More than a century after first-class passengers aboard the ill-fated Titanic ate grilled mutton chops and custard pudding in an elaborate dining room, the ship’s last luncheon menu is expected to fetch up to $70,000 in an online auction, a curator said.

The luxury cruise liner sank in the Atlantic Ocean on April 15, 1912, after striking an iceberg during its maiden voyage from Southampton, England, to New York.

Yesterday marked 30 years since the wreckage of the ship, which had been dubbed unsinkable, was discovered on the ocean floor by a team of researchers.

The luncheon menu will be auctioned on September 30 by Invaluable, a live online auction house, along with a letter written by one of the ship’s survivors and a ticket from the Titanic’s Turkish baths weighing chair, used to measure a person’s weight.

David Lowenherz, owner of Lion Heart Autographs, the rare manuscripts dealer behind the auction, said only two or three other menus from the ship’s last lunch are known to exist. He estimated the menu at auction would sell for $50,000 to $70,000.

The artefacts are all associated with passengers who survived the sinking of the Titanic on Lifeboat No. 1.

Menu is expected to fetch up to $70,000 when it goes under the hammer later this month

Nicknamed the ‘money boat’, it became controversial amid accusations that wealthy passengers bribed crew members to row away from the sinking ship before the lifeboat was full. About 1,500 people died during the Titanic’s sinking, and third-class passengers suffered the greatest loss.

“This is not an anonymous artefact from an anonymous survivor,” Lowenherz said.

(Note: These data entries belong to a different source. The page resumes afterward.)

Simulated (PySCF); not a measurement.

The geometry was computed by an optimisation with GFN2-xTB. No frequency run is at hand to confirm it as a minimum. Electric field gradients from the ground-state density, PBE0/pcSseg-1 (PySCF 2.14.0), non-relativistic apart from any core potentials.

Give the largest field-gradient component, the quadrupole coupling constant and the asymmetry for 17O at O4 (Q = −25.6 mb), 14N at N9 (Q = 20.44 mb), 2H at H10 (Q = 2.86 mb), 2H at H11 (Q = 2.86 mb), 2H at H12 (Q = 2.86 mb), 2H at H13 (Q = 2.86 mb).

The menu was saved by first-class passenger Abraham Lincoln Salomon and is signed on the back by Isaac Gerald Frauenthal, a passenger from New York who likely had eaten lunch with Salomon that day.

Stamped with a date of April 14, 1912, and the White Star Line logo, the menu also included corned beef; mashed, fried and baked jacket potatoes; a buffet of fish, ham and beef; an apple meringue pastry; and a selection of eight cheeses.